But this was no General Strike. There was no solidarity amongst the workers. Everyone supported their own wage claim, but opposed everyone elses. As a result a startling 83.4% of Labour voters wanted a ban on secondary picketing. Frank Chapple of the Electricians Union wondered of the vanguard socialists who led wildcat strikes, whether they were "politically motivated, misled, sick-minded or just plain stupid."

Thatcher then won power by the slimmest of margins but with broad support for moderate reforms from the country.

However there was nothing moderate about her. Her paraphrasing Saint Francis of Assisi on the steps of Downing Street were probably the most insincere words spoken by a politician - and that's saying something.

So how bad was she?

She once said that when alone she would succumb to the occasional womanly tear. I don't believe that for one moment. The only tears she was ever seen to shed were for herself, when they kicked out of Number Ten.

She may have been the first woman politician, but once in power she pulled up the drawbridge and presided over all male cabinets. Allegedly she would read them The Sun's editorials. These being on Page 2, she would fold back the paper so that the men would be looking at whoevers tits were on Page 3. If that's feminism, I'm Joan of Arc.

There is also a conspiracy theory that says that she was removed because, as the only trained scientist to become PM, she really did realise the significance of Climate Change. The evidence for this is non-existent. Her science was chemistry, and her work for J Lyons and Co. was on how to increase
the volume of ice cream by blowing cold air into it, in the process upping the profits whilst making the stuff taste like shaving foam. Think of her whenever you have a Mr Whippy.

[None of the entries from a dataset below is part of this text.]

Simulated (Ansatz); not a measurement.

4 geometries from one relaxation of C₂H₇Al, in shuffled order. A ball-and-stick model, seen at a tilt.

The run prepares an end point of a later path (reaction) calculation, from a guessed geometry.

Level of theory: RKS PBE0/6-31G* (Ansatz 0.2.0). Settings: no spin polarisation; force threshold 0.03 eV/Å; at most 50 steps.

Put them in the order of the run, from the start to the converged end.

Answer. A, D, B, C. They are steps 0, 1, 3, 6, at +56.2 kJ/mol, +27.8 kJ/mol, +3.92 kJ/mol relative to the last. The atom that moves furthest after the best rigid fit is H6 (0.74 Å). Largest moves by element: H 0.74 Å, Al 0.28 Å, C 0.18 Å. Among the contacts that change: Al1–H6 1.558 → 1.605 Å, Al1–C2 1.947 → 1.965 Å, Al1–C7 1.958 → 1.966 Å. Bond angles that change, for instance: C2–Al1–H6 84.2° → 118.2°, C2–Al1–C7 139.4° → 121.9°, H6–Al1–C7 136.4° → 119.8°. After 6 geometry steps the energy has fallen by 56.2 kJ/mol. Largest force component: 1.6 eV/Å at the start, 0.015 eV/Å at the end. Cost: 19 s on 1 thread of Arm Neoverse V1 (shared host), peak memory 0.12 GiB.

There's really nothing to see here, but as the title of this blog is 'The Greenman', I'll take a little break from putting the boot in to look at her Green credentials. Apart from a campaign to pick up litter, this largely consisted of a speech to the Royal Society in September 1988 in which she highlighted the danger of Climate Change. Now this was a really important speech and put the matter on the world agenda for the first time, so respect to her for delivering it, and rather more respect to Sir Crispin Tickle, UN Ambassador, for writing it.

What moved her to do this? Well, according to her own book (Margaret Thatcher: The Downing Street Years) this was because environmentalists had "used the concerns about global warming to attack Capitalism, growth and industry" and she wanted "to ensure a sense of proportion". That one page reference is all Green issues got in her 900 page book. By contract, her 2002 book Statecraft (another much thumbed tome on my library shelf - NOT) devotes an entire chapter to the "much less certain" science of Climate Change and the "costly and economically damaging" plans to do something about it.

So, not exactly Swampy then.

Mrs. T. in Cloud Cuckoo Land
However, back to the title of this post, and we have Thatcher the racist, a little discussed topic even amongst those who detest her. This is the person who said "I think people are really rather afraid that this country might be swamped by people of a different culture." Nor was this just reflected in her policies. The Australian politician Bob Carr recalls a tirade against Asian immigration in front of his Malaysian born wife that left him speechless.

True she eliminated the National Front politically, but only by adopting some of their policies. Whilst campaigning in South London she asked a Black woman "What part of Africa do you come from?" "Tooting," was the reply.

Then there was her so called economic miracle. In reality the rate of growth she manged, an average of 2.4%, despite a North Sea oil bonanza, was exactly the same as in the corporate decade of the seventies, which included two oil shocks. The only difference was that in the eighties the money stayed mostly in the south of England, and mostly in the pockets of the better off. She even had her own mini-Credit Crunch in the form of Black Monday, when the stock market fell 25% in a few days. At the time it was regarded as a bit of a one off, but we know now this is what unregulated markets do every decade of so.

In conclusion, she was as bad as democratic politics gets.

She never personally ran death squads and didn't build death camps, although the use of the SAS to kill terrorist suspects in Northern Ireland, which happened after John Stalker's investigation into the more accountable RUC (which has never been published) comes pretty close to the former and her lunatic adviser Lord Monkton's suggestion of concentration camps for people with AIDS comes pretty close to the later.

However she remained good friends, until he died whilst under house arrest and facing trial for torture and kidnapping, with General Pinochet who, as well as sharing her economic views, most definitely did run death squads, and she supplied military aid to Pol Pot, who really did build death camps, a gig that even the SAS found unpalatable.

So the answer to the question at the top of the page is 'very'. Her rule was bad, but her instincts were worse.

If we were not a parliamentary democracy, if there had not been a few One Nation Tories left in her party, had there not been opposition from the arts, the Church of England and ultimately the streets, it could have been a lot worse.

I don't often say this about people, but good riddance.

My suggestion for the words on her tombstone?

"Now wash your hands".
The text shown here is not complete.